Tech in the Library: Instruction Methods, Challenges, and Outcomes

This semester I taught four separate sessions on the Arduino and Raspberry Pi platforms — two aimed at developing skills and two aimed at brainstorming project ideas. I’ll touch on the two that were the most challenging to devise: Raspberry Pi Basics | Python and Pi and Arduino Basics | Sensors and Servos. This isn’t new — plenty of fantastic libraries are actively supporting these technologies, but I’m not sure whether we’re clearly documenting how to teach them. I had trouble finding any resources on best practices for teaching these within the constraints of a one-shot method. So I’m sharing my approach, and what I learned from it, in the hopes that it helps others librarians doing similar work.

Developing Learning Outcomes:

Given the time constraints of the one-shot, I knew I had to prioritize — I could either go for a deep dive into the topic or I could keep it purposefully broad for wider exposure. And more importantly, I wanted every student, faculty, and staff member who attended to feel like they belonged — less jargon and specialized knowledge requirements, more getting your hands dirty no matter your background. So I emphasized broad exposure as a primary learning objective. This meant:

  • We covered the absolute basics — what a sensor or servo is, what the Ardunio and Raspberry Pi are, and how those add-ons individually connect to them. I like to think of this as the simple exercise model — e.g. lighting up an LED.
  • Adapting the simple exercise model above for CU’s science community. I focused on picking a sensor that could be used in advanced projects without diving into advanced specifics. (I chose the Ultrasonic Distance Sensor and Continuous Rotation Servo.)

Pros: By emphasizing exposure, I was able to say — this is a no pressure session. If you don’t leave the room understanding every little thing we talked about, it’s okay. The important thing is: now you know this exists. You’ve gotten experience digging through sample code, of setting up one part of a project. You can build upon that when you leave this room (and you also know who to come to if you feel like you can’t). Quick tips:

  • I used pre-written code snippets; this saved time and allowed attendees to focus on comprehending how the sensors were behaving at a basic level. (Again, with the hope that they might build upon this later.)
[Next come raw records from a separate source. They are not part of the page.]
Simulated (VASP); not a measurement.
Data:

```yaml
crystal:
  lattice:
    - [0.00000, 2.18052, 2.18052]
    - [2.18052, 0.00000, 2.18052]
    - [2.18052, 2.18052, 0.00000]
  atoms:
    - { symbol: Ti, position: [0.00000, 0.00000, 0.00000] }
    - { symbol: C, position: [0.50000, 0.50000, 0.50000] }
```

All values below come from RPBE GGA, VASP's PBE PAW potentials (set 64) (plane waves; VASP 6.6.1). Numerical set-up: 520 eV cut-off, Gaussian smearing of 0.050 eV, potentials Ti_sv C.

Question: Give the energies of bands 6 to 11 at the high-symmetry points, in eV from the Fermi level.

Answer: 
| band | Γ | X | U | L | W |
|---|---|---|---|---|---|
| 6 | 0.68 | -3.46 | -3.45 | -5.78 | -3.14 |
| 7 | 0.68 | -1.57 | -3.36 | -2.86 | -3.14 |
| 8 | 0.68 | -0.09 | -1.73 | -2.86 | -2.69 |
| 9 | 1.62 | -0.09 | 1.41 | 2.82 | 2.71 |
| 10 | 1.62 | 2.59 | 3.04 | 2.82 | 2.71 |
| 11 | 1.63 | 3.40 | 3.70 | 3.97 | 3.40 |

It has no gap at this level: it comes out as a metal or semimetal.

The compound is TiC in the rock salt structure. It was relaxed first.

Cons: Broad is good, but students still had questions about how these sensors could be used in actual projects (despite providing project examples). I think they had trouble seeing the bigger picture with this method.

Structuring the Session:

The nature of these workshops was all about hands on collaboration. I started by providing a brief (10-15 minute) spiel about what the hardware was, how it worked, what it operated on, and what programming languages it paired best with. Then, I asked everyone to introduce themselves to the people around them — aka, their new group members. For the duration of the session, they worked together on a series of open-ended exercises that I’d devised (with the option to veer off course, depending on their skill level). The only rule was: everybody “drives” at least once; meaning, no one person should do all the work. The open-ended lessons were structured as such:

Raspberry Pi Basics_ Python and Pi
We started with “Challenge #1” exercise, which involved testing some basic version of the software / hardware. In this case, we focused on controlling the RPi’s camera by typing in single sentence bash commands, all pulled from a master-list located at that bit.ly.

 

Raspberry Pi Basics_ Python and Pi copy
“Challenge #2” is part of the “high ceiling” effort; here, I asked participants to either test OR modify pre-written code snippets from a Python library called PiCamera. The bit.ly points to extensive documentation and code “recipes” that users can build upon, so a complete beginner can get started and an advanced user can actually edit or extend upon the script however they see fit.

Pros:

  • I got to expose participants to both the hardware and other like-minded individuals; people worked with and learned from one another as the session went on.
  • Adding on the “challenge” portion of the lesson allowed me to provide attendees with a flexible low-floor, high ceiling experience; it was VERY cool to see people who ditched the sensors and servos entirely to work on programming an LCD to display data recorded from the Arduino.

Cons: The success of this method largely depends on who shows up. You’re taking a gamble that you’ll get a decent mixture of skill levels, but that may not actually work out.

Overall Challenges:

So even though some things went well, these few really didn’t:

  • Including a coding intro. These were 10 minute overviews of various languages (like Python and Wiring); the idea was to give those who’d never programmed before some common knowledge. However, there just isn’t enough time for this to be effective; folks who already knew it were unenthused, and those who didn’t were hard-pressed to understand anything during my flash-coverage of it.
  • Showcasing project examples before we got started. Showcasing too many took time away from the hands-on portion. In the future, I’d shorten this to include 2 or 3 really interesting examples, rather than the 10 I used.
  • Not using a floater. Let me tell you — these hands on sessions can get out of hand real quick if you don’t have all hands on deck. Consider using other tech-savvy staff to help troubleshoot issues.
  • No info is ever “too basic”. I didn’t think to say — “See how the metal rods connecting this sensor to the Arduino are straight? They’re supposed to stay that way.” But 40 minutes in,  after noticing that one group actually bent their sensor to fit a part of the board it wasn’t supposed to, I realized — yep. I should’ve included a “no bending” note. This also means I should’ve covered how to properly slot sensors into the board; leaving up a diagram on the screen that showed how to connect it wasn’t enough. Overall, be as thorough as you can with any and all explanations.

I’m not disillusioned into thinking that this is the only way to teach Pis and Arduinos; I’d love to hear about strategies you’ve tried, or even better tips you have, on doing this. And if I missed some ridiculously awesome “How-To-Teach-Raspberry Pis-And-Arduinos-When-You-Have-NO-IDEA-What-You’re-Doing” handbook that you know of, please send it my way!